Category: Industry News, technology, Universities, it and business services, encouragement

Female role models in IT need to be more accessible

The technology sector needs more role models who are accessible and from a wide range of upbringings, according to Elizabeth Eastaugh, director of technology at Expedia.

Eastaugh told Computer Weekly she went into technology due to a love of robotics, but was not encouraged at school to consider IT as a career and struggled to find any role models she could relate to.

“No one at school told me to go into technology. I took business studies at school and it wasn’t until university when I took computer science that I realised I loved it,” said Eastaugh.

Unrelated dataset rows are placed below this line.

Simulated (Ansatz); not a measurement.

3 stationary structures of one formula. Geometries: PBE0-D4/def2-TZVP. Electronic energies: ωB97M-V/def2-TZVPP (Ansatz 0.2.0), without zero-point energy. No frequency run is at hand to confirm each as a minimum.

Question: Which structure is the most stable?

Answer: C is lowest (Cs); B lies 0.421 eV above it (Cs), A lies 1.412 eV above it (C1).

She said at primary school she was told to be a nail technician, because she liked to look after her nails.

“There was no other careers advice on offer and it’s still the same today. You need to have people around you with similar opinions about having a career – any career – whether that message comes from school or home. There is a real problem with class and confidence, as I was told to never put my head above the parapet.

“In the tech industry there is no one to look up to. I’m still looking for a mentor – someone who can support me in my next steps,” she said.

Eastuagh believes Karen Brady is a good role model because “she is down-to-earth and seems approachable, which makes it easier for young girls to relate to her”.

“I want to be accessible. We all got here in some way, so I want females to feel they can talk to me or ask questions if they have them,” she added.

Eastuagh mentioned a manager she had looked up to and learnt a lot from earlier in her career.

“I had a female manager. She was great at her job and I could see what success looked like,” she said. “Women like Marissa Mayer are still alien to me, and to the girl from Essex there is a huge jump between them and her.”

She explained her background has been a bigger challenge than being a woman in technology.

“I have had more trouble being from Essex than being a woman in tech. If you’re making money, companies shouldn’t care where you come from or what gender you are.

“If you don’t work at a company invested in diversity then walk away. If I don’t work for a good manager then I leave. I couldn't work for Expedia if it was not supportive of diversity,” she said.

Eastaugh studied at the University of Essex and said she struggled to relate to some of the assignments.

“We had a robotics project where we built a football team and I didn’t understand the rules of a football match, so the boys had to explain it to me. I couldn’t really relate to it as it wasn’t something I was interested in, despite being interested in robotics,” she said.

“However, I got on really well with the guys on my course and I remain friends with many of them today. There wasn’t an issue working in a male-dominated environment. I would advise young people not to be afraid of a tech-related degree. It may seem scary at first, but it is really fun and engaging to study,” she added.

Vercida works with over one hundred clients who are committed to creating an inclusive work environment. If you are an employer and interested in working with Vercida to promote your diversity and inclusion initiatives and attract the best candidates, please call 02037405973 or email info@vercida.com for more information.

We are also officially recommended by Disability Confident as a step on achieving Employer status, please click here for more information.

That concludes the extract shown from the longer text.